On the existence of a nontrivial connected subspace of $\mathbb{R}^2$

Solution 1:

I think the following works.

Let $Q_+=\mathbb Q\cap(0,1)$ and $Q_-=\mathbb Q\cap(-1,0)$. Now, define $$X = (Q_+\times[0,1])\cup([-1,0]\times Q_+)\cup(Q_-\times[-1,0])\cup([0,1]\times Q_-).$$

This is a countable disjoint union of closed unit line segments by construction. It is also connected: let $f:X\to\{0,1\}$ be a continuous map. Then $f$ is constant on each of the line segments. Let $\{q_1\}\times[0,1]$ and $\{q_2\}\times[0,1]$ be disjoint line segments. Without loss of generality, $f(q_1,0)=1$. Because $f$ is continuous, there is an open neighborhood $U$ of $(q_1,0)$ such that $f(z)=1$ for $z\in U$. Because of the connectedness of line segments, this means that there is a rational $q<0$ such that for all rationals $0>p>q$ we have $f(z)=1$ for $z\in[0,1]\times\{p\}$. Now, again because of connectedness, there is a neighborhood $V$ of $(q_2,0)$, such that $f$ is constant on $V$. But $V$ intersects at least one interval $[0,1]\times\{p\}$, where $0>p>q$. Therefore $f(q_2,0)=1$. Since $q_1$ and $q_2$ were arbitrary, this means that $f$ must be constant on $Q_+\times[0,1]$. By similar reasoning, it must be constant of the other three members of the union that defines $X$. But because these four sets are not separated, this means that $f$ must be constant on $X$ and since this means every continuous function $f:X\to\{0,1\}$ is constant, $X$ is indeed connected.

Solution 2:

Consider the union of $[0,1] \times 0$ with $a/b \times [1/b,1/b+1]$ for each $a/b \in \mathbb{Q} \cap (0,1)$, where $a/b$ is written in reduced form. Let $W$ be this space. It is obvious that this set satisfies all the properties besides connectedness.

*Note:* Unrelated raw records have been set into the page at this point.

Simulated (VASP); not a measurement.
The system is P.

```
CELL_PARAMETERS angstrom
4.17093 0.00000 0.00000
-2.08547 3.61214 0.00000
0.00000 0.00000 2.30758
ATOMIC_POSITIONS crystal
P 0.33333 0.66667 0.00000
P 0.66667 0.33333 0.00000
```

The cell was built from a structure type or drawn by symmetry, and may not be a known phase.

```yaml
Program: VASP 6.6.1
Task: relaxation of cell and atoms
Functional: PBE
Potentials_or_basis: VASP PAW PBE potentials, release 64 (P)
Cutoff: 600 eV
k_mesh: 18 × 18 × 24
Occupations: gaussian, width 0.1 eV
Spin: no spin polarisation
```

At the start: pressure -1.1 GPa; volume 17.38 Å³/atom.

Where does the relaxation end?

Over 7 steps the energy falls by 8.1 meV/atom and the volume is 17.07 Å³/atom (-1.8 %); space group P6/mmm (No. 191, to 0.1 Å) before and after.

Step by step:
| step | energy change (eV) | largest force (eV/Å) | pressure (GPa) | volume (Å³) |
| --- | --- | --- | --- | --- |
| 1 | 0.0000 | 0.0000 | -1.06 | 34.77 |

Now, assume $A,B$ are two open sets in $\mathbb{R}^2$ which induce a separation of $W$ in the subspace topology. That is, $A\cap W$ and $B \cap W$ are disjoint, and $(A \cap W) \cup (B \cap W) = W$. Clearly the component $[0,1] \times 0$ must lie entirely in either $A$ or $B$, so assume it lies in $A$. Since $A$ is open and $[0,1] \times 0$ is compact, $A$ contains a "tube" around $[0,1] \times 0$. That means that there exists some $\epsilon > 0$ such that for all $a/b$ where $0 < 1/b < \epsilon$, we have $(a/b,1/b) \in A$. But then $A$ must contain the whole connected component $a/b \times [1/b,1/b+1]$.

Now, assume $B$ is nonempty. Then it contains some component $c/d \times [1/d,1/d+1]$. In particular, it contains the point $(c/d,1)$. But then it also contains a point $(a/b,1)$ where $a/b < \epsilon$, because the rationals with denominator greater than $1/\epsilon$ are dense in $[0,1]$. But then we have $a/b \times [1/b,1/b+1] \subset B$, which is a contradiction because we already observed that this line segment must be in $A$.